Granville Street Bridge (Wikimedia Commons)

Should the Granville Bridge be reduced to four vehicle lanes?

Vancouver city council is set to discuss a report on the eight-lane bridge next week

Vancouver city council will soon consider a proposal to halve the lanes on the Granville Street Bridge and create a more pedestrian- and cyclist-friendly route.

According to a report on Jan. 22, the eight-lane bridge over False Creek was built in 1954 to connect to “high-speed, high-volume freeways that were never built.” It also says the bridge sees similar traffic volume to the Burrard Bridge, which has four lanes.

The city’s transportation plan, implemented in 2012, aims to make two-thirds of all trips through the city accessible by walking, cycling or public transit by 2040.

The bridge is “one of the most glaring barriers” in Vancouver’s pedestrian and cycling networks, the report says.

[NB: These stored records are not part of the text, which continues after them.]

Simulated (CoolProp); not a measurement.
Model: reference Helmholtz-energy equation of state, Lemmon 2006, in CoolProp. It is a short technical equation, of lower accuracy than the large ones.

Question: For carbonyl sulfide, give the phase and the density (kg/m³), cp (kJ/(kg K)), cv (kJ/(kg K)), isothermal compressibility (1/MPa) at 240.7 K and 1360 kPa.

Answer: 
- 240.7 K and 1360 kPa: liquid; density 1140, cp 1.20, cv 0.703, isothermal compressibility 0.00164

Building a central path along the bridge, which would be elevated and have physical barriers to protect pedestrians from vehicles, is the ideal method, the report says. Expanding existing sidewalks would be too difficult along the bridge’s unique design, while an additional structure just for pedestrians would be too costly.

Councillors are scheduled to discuss whether the proposal, which also includes $25 million in seismic upgrades, should move to public consultation at their next meeting on Tuesday. A refined proposal would be brought in July.